The Right Direction
November 2024
Michio Hikitsuchi Sensei, 10th dan said: “The Aikido way is as narrow as the edge of a sword blade. If you deviate from it, even by the thickness of a hair, you’re completely off.”
Some practitioners go to great lengths to accumulate knowledge: they try to learn the names of the wasas, the Japanese terms usually used, they read books on Aikido, they meticulously record each of their practices in a notebook. Their sense of mastery and progression increases with the assimilation of knowledge.
The sum of intellectual knowledge and technical mastery then becomes a thick, solid shell that prevents the movement of the inner journey. These practitioners move backwards. They follow the reassuring path of illusion.

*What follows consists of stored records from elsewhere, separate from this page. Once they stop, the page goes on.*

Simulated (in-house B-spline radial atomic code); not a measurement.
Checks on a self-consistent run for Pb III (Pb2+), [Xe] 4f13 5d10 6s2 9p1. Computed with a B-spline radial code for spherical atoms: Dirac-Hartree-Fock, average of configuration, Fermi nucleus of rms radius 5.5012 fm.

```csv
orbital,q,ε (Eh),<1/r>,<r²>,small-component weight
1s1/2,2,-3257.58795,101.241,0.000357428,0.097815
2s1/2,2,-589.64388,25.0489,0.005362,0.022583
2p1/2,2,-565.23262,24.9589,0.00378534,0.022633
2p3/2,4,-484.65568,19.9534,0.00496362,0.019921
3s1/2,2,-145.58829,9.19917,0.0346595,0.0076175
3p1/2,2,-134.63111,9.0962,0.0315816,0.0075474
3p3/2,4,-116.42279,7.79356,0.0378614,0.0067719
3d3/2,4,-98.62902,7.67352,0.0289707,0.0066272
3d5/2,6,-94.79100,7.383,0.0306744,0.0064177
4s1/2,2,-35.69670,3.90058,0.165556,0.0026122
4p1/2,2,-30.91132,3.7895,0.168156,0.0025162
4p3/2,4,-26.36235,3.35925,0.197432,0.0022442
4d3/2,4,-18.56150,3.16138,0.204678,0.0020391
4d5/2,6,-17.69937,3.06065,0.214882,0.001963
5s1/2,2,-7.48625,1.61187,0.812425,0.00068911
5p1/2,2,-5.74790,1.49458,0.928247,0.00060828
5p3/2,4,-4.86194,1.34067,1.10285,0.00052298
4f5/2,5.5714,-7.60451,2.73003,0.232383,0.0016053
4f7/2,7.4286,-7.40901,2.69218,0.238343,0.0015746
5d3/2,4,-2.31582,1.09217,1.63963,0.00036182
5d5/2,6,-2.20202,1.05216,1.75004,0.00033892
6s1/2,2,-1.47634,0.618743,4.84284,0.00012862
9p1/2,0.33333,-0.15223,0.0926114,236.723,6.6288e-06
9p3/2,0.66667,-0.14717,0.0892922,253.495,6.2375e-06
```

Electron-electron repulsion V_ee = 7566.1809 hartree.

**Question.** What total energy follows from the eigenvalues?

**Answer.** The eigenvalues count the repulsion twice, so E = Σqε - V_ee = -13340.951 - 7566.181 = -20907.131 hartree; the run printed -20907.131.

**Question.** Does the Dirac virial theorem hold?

In Aikido, walking the path means setting oneself in motion, losing oneself, detaching oneself, losing one’s mastery and control, confronting oneself, one’s shortcomings and weaknesses, as well as one’s unappreciated resources. It’s being kneaded down to our very soul, letting ourself be impregnated by the breath of Aiki. As Taisen Deshimaru explains it in Zen, it means dying to oneself in order to be fully reborn. It’s going through the looking glass, emerging from illusion. In this way, and only in this way, does the profound path operate. This is Takemusu Aikido.
What risk-taking! What recklessness or courage!